Inside the urban planning offices of Glasgow City Council since time immemorial, fluorescent lights buzz and flicker. It’s too hot in winter, too cold in summer. Keyboards clack, computers hum. And Rip it Up by Orange Juice pulses through a built-in loudspeaker on repeat. Rip it up and start again. Rip it up and start again. Rip it up and start again. Into eternity. I’ve never been inside the council’s planning offices but I’m confident this is what I would find inside. Regardless of the decade.

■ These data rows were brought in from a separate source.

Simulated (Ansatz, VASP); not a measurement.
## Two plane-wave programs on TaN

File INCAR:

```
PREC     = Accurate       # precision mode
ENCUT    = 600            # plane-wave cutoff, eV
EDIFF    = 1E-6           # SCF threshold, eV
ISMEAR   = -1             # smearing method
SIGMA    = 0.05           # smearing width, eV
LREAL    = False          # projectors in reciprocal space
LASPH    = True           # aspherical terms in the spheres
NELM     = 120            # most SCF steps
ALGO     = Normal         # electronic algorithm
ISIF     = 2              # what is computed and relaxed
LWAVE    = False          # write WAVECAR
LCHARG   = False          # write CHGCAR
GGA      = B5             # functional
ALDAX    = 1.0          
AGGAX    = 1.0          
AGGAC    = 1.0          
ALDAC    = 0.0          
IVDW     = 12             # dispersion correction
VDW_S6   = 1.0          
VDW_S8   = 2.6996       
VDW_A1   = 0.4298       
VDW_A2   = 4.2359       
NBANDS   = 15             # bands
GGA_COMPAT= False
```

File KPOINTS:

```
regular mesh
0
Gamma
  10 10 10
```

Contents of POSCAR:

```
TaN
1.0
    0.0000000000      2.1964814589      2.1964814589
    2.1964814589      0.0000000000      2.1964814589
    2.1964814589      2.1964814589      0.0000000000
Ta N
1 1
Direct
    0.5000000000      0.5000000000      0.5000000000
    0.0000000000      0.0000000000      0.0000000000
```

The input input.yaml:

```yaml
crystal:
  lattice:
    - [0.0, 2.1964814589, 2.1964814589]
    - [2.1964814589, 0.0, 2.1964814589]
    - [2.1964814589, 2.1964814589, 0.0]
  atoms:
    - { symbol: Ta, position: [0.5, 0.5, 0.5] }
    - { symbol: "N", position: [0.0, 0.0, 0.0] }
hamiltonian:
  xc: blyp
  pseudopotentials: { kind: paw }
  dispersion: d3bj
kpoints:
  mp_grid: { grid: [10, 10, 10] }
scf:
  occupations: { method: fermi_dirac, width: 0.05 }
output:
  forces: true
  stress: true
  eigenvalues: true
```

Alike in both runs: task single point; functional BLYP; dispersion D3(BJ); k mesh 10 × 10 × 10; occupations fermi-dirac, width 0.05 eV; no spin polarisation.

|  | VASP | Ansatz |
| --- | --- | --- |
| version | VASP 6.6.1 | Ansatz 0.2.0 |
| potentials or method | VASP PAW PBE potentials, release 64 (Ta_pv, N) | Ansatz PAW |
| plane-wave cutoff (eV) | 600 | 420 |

Scotland’s largest city has been on the receiving end of some seriously poor urban planning decisions. Including, notoriously, ploughing the M8 through its heart. I would argue it was the worst urban planning decision ever made. Communities across the city were ripped apart, people’s sense of place completely wiped out. In financial terms, it was one of the most expensive infrastructure projects in Scotland at the time. The cost to the city’s culture and cohesion was priceless.
But this is not the only time the city has been let down by its local authority. The Squinty Bridge cost £20.3 million and was open just shy of a year before a cable snapped and it was closed for six months. It wasn’t a silver bullet for the city’s congestion issues and there are concerns its low height (5.4m above the river) prevents the River Clyde from being a fully working river. But it looks nice on postcards and on the evening news.
Another let-down was the Glasgow Airport Rail Link. It cost £30 million in land, compensation and other costs before it was scrapped.........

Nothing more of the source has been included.